It turns out that I was a size 8 the last time I had occasion to dress up on a regular basis. I am...not a size 8 now. Or a 10. Maybe a 12, but today I wouldn't even take that bet.
So all my suits are completely out of the question. I tried on several pairs of slacks and although a few of them made it past the thunder thighs, buttoning them would have defied the laws of physics. My jackets were all in the category of "fat guy in a little coat."
The last time I put myself through the same ordeal, I ended up buying a pair of voluminous black slacks which I still have. They're not exactly stylish, but at least they don't cut me in half at the waist. I'll be wearing them both days, thank you very much.
Then there was the issue of what kind of top to wear. I dug out a decent looking black tank top to pair with the world's most durable silk blouse. (Seriously, I've had this Casual Corner blouse since the 1980s. It's been dry cleaned two dozen times or more and it still looks great.) For Thursday, I dragged out a black, sleeveless shell and a pashmina I got in our department gift exchange last Christmas. I figure if I can't fit in my jackets, I'll just wear a shawl.
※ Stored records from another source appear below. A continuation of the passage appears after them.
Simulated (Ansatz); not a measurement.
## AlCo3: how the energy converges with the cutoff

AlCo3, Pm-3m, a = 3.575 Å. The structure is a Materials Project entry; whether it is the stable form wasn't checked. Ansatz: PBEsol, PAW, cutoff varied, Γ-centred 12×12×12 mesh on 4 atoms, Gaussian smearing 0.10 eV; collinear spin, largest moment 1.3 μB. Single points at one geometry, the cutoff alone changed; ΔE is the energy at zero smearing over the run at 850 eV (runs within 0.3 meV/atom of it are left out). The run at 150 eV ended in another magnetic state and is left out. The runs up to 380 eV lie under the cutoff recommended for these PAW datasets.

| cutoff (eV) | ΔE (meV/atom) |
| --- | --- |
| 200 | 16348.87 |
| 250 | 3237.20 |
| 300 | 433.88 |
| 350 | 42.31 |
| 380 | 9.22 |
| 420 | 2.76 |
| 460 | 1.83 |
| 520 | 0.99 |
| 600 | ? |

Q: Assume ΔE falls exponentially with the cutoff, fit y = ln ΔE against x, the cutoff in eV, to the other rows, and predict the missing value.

So obviously this can't go on. My diet is terrible and I don't get anywhere near enough exercise. I spend a disgraceful amount of time sitting: in front the computer, in front of the TV, on the couch with a book. One yoga class every other week isn't cutting it.
I have a plan, though. It won't be fun and I know I'm going to have a really hard time motivating myself, but it's better than continuing to Jabba-the-Hutt-ify myself. The self-improving misery begins Saturday. I hope I'm ready.